Wednesday, July 11, 2007

Halophytes to the rescue

"While the seashore mallow might be handy for a quick snack, the sturdy plant has provided Gallagher food for thought in addressing a smorgasbord of environmental problems, from global warming to the disappearance of coastal farmland.
Gallagher, a marine biosciences professor, says the seeds are a promising source of biodiesel, with an oil composition similar to that of soybeans and cottonseed.
Unlike soybeans and corn, which require annual plantings to feed the growing appetite for biofuels, the pink-flowered seashore mallow is both a perennial and a halophyte, or salt-tolerant plant, that grows in areas where other crops can't. "

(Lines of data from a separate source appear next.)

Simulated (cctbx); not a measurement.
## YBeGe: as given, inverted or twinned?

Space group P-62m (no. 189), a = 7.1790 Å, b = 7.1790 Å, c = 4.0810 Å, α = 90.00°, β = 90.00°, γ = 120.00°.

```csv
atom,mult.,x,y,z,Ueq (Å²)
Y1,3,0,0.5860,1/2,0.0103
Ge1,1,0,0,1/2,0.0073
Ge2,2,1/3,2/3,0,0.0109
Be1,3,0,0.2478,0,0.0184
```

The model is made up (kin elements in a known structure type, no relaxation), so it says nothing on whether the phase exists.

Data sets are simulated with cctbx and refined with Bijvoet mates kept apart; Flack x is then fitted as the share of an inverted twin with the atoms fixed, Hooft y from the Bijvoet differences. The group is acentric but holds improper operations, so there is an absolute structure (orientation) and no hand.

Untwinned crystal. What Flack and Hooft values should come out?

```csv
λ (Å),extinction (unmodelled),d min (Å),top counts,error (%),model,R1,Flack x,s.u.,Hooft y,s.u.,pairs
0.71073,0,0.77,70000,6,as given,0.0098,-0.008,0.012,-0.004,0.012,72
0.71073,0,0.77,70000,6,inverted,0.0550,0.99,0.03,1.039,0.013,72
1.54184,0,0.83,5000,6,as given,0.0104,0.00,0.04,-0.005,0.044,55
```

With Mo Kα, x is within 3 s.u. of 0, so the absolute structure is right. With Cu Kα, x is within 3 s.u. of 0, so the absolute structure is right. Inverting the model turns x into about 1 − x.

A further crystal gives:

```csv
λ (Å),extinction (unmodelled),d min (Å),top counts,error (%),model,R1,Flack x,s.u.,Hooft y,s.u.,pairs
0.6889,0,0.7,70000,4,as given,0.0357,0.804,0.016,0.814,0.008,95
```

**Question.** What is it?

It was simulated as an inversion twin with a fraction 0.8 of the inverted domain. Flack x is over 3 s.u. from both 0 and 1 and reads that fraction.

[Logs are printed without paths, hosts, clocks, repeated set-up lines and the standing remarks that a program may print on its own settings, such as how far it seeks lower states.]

About time halophytes made a come back, now cooked with global warming sauce. I worked on salicornia and inula between the eighties and the early nineties, and so did plenty of big research labs in the US and Israel. It was thought then that salicornia would offer an alternative to just about everything, except, perhaps to solar eclipses. US labs like that of the University of Arizona created halophyte technology centers and sold them to the Gulf countries for tens of millions of $. I still get a newsletter from one of the centers in Abu Dhabi, and there is another one I think in Koweit. But the mega breakthrough never came and sea water agriculture is still insignificant. That was because it was and is still meant to remedy problems of food availability by creating more sourecs of food. Lets remind them: the problem of food in the world is not one of production (yet), it is a problem of distribution.